Olabanji Akinola, oakinola@uoguelph.ca, is a political scientist whose research interests include comparative development, democracy, and politics in Africa. He obtained his undergraduate Bachelor of Science degree from the University of Ibadan, Ibadan, Nigeria, and a Master of Arts degree in International Studies (with specialization in Political Science) from the Graduate Institute of International and Development Studies, Geneva, Switzerland. He also holds another Master of Arts in Political Science and International Development Studies from the University of Guelph where he is currently a PhD Candidate. He has published in peer-reviewed journals and books.
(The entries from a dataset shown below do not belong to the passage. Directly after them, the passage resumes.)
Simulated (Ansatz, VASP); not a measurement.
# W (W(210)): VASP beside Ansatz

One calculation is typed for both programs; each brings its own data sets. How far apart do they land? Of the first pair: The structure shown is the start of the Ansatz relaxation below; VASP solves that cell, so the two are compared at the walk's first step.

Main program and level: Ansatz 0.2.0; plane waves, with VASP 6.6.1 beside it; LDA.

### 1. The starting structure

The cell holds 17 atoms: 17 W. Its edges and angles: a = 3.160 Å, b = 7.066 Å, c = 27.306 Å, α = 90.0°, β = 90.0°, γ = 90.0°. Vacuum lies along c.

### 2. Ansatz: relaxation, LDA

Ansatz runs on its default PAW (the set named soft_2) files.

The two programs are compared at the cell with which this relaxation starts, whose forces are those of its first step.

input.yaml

Adetayo Alabi, aalabi@olemiss.edu, is an Associate Professor of English at the University of Mississippi, where he teaches and researches world literatures and cultures in English, particularly African, African American, and Afro Caribbean. He studied in Nigeria and Canada and obtained his Ph.D. from the University of Saskatchewan. Before joining the University of Mississippi, he taught postcolonial and international literatures at Millikin University in Illinois and at the University of Windsor in Canada. He is the outgoing editor of The Global South, a journal published by Indiana University Press, and the author of Telling Our Stories: Continuities and Divergences in Black Autobiographies. His other publications have appeared in books and journals.

Matthew H. Brown, mhbrown@wisc.edu, is a PhD Candidate in the Department of African Languages and Literature at the University of Wisconsin-Madison. He specializes in African cinema, literature, and popular culture, as well as postcolonial cultural studies more broadly. In addition to teaching and research, he organizes an ongoing A. W. Mellon workshop on “New Media and Mass/Popular Culture in the Global South” at UW-Madison. His dissertation, titled “The Long Nollywood Century: Colonial Cinema, Nationalist Literature, State Television, and Video Film,” combines new media history with genre history to systematically argue that, while Nigerian video films affirm the empowering possibilities of new media, they are also actively remediating political and aesthetic processes that have been underway since at least the colonial era.

Ifeanyi Ezeonu, iezeonu@brocku.ca, is an Associate Professor of Sociology and Criminology at Brock University, Ontario, Canada. He is a graduate of the Universities of Cambridge, Leeds and Toronto. His current research interests [End Page 200] include critical gang studies, critical security studies, international political economy, and contemporary African Diaspora.

Jumoke Giwa-Isekeije, jisekeije@gmail.com, is completing her PhD in Media Studies at Victoria University of Wellington. She has a Bachelor of Arts in Communication Studies, a Master of Arts in Popular Culture and a Master of Arts in Social Justice and Equity Studies from Brock University, Ontario, Canada. Her areas of research include the representation of women in cultural texts, minority groups’ access to communication tools and new media’s role in re/shaping public spheres in the twenty first century.

Cajetan Iheka, ihekacaj@msu.edu, is a doctoral candidate in the Department of English at Michigan State University. His research interests include African Literatures, African Cinema, and World Anglophone Literatures. He is particularly interested in postcolonial ecologies and their intersection with literature, film, history, and politics. He is currently working on a dissertation tentatively titled Can the Environment Speak? This project examines the contributions of African cultural productions to the ecological discourses on the continent.

Alessandro Jedlowski, alessandro.jedlowski@gmail.com, is a Marie Curie-BEIPD/COFUND post-doctoral fellow in Anthropology at the University of Liege, Belgium, and a member of the Centre for the Study of Contemporary Africa of the University of Naples “L’Orientale”, Italy. His most recent publications focus on the Nigerian video industry, and include the articles “On the periphery of Nollywood: Nigerian Video Filmmaking in Italy and the Emergence of Intercultural Aesthetics” (in Postcolonial Italy: Challenging National Homogeneity, eds. C. Lombardi-Diop and C. Romeo, Palgrave Macmillan, 2012), “From Nollywood to Nollyworld: Processes of Transnationalization in the Nigerian Video Industry” (in Global Nollywood: Transnational Dimensions of an African Video Film Industry, eds M. Krings and O. Okome, Indiana University Press, 2013), and “Small Screen Cinema: Informality and Remediation in Nollywood” (Television and New Media, 13.5).